I love your kingfisher
 
John - these goldfinches are very engaging indeed - never anything easy about drawing from life, but it is good to get that marker down. Lots to like here - beautifully composed on the sheet and a real sense of character in the birds. If I may add a word of instruction? I don't know how many sheets of your sketchbooks you've devoed to drawing birds from life - it could be many hundred as far as I know - but, whatever; strive to make each drawing (or part of) a direct and immediate response to the living creature in front of you. Pay no heed to the final result in artistic terms (that can come later) and dismiss any idea that someone else matters in all of this (ie, don't try to make 'pretty' drawings. Of course they may end up pretty anyway, but they should evolve so). Drawing is about 'those aweful lines' as Ruskin said; not aweful as in rubbish, but those lines of action, direction, movement and interpretation. Scribble-away and watch the evolution occur.
Really looking forward to seeing more of this sort of work (as well as your more complete pieces, of course).
 
John - these goldfinches are very engaging indeed - never anything easy about drawing from life, but it is good to get that marker down. Lots to like here - beautifully composed on the sheet and a real sense of character in the birds. If I may add a word of instruction? I don't know how many sheets of your sketchbooks you've devoed to drawing birds from life - it could be many hundred as far as I know - but, whatever; strive to make each drawing (or part of) a direct and immediate response to the living creature in front of you. Pay no heed to the final result in artistic terms (that can come later) and dismiss any idea that someone else matters in all of this (ie, don't try to make 'pretty' drawings. Of course they may end up pretty anyway, but they should evolve so). Drawing is about 'those aweful lines' as Ruskin said; not aweful as in rubbish, but those lines of action, direction, movement and interpretation. Scribble-away and watch the evolution occur.
Really looking forward to seeing more of this sort of work (as well as your more complete pieces, of course).

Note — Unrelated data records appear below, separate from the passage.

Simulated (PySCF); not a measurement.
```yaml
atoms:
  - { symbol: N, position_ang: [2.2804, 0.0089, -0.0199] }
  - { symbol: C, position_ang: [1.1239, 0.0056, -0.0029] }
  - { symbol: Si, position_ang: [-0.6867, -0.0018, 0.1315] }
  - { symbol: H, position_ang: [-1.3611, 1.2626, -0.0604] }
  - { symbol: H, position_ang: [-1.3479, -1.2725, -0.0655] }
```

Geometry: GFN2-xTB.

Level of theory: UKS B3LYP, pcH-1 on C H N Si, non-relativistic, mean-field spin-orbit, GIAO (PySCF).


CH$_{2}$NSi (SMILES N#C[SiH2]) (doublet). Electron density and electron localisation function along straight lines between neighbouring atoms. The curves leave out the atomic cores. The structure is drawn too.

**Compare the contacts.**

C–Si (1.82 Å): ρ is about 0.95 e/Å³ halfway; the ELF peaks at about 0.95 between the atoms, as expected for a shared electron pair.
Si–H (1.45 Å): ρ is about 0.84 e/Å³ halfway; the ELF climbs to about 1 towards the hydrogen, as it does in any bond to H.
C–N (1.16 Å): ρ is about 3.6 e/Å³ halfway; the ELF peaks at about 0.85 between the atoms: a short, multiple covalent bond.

top advice from a top artist! Keep enjoying the journey and let the journey take you along with it, the destination you want is wherever you end up. This is a really lovely page of goldfinches with gorgeous colours and an observant eye.
 
Tim and Nick say it well. Just scribble away and enjoy the journey. Before you know it you'll be seeing tremendous improvement. And at this early stage you're off to a very good start.

I got some photos back the other day that included Goldfinches at the water's edge at Morris Arboretum. I keep looking at it thinking, boy they sure are beautiful, especially against that unexpected background of blue and gray water. So far I've avoided a painting but your sketches have just pushed me a bit further toward doing something with them. We have them in our backyard too, and I always enjoy them. But there's something about their juxtaposition with the water that is calling out to me............
 
Another belated welcome from me too John. This is the best bit of BF and I'm sure you'll like it here.

I love a bird of prey and my favourite of the fine work you've posted so far is the little kessy. It's got a wonderful solidity to it without appearing too heavy and the thin perch gives a good indication of it's diminutive size. Nice!

With regard to the field sketching, I'd say go for it as much as you can. It takes a while to relax and to realise that the lines you make don't have to be perfect every time and the end result is in lots of ways less important than the act of sketching. Not every sketch has to end up as a masterpiece, just let it flow and it will come on in leaps and bounds naturally.

Looking forward to sharing the process.

Mike
 
Thanks Matteo, Tim, Nick, Ken and Mike for the welcome and the most welcomed advice! Advice from accomplished folks who have trod this road before is most highly valued. Having started doing this at a pretty late stage in life, I'm eager to jump in and learn as much as I can as quickly as I can - but mainly to experience the engaging journey.

Tim - I have so far a grand total of three pages (two of which are in this thread) of bird sketches, as a calibration point. I guess the good news about that is at this stage, each page adds a significant percentage to my experience level! :-O Count me as a customer for your upcoming book - I am looking forward to it.

Thanks again, everyone, and I hope to be an active and supportive member of the group.
 
welcome aboard: treat the sub-forum like a skid pan- you can go round a corner on two wheels, everyone claps and no-one gets hurt..
 
great goldies John...and starting off well, big advantage is you already know birds...so progress will be quick...last year at this stage, I kept looking and reading over Busby's book, and tried not to cry over my results when I saw the fine work here...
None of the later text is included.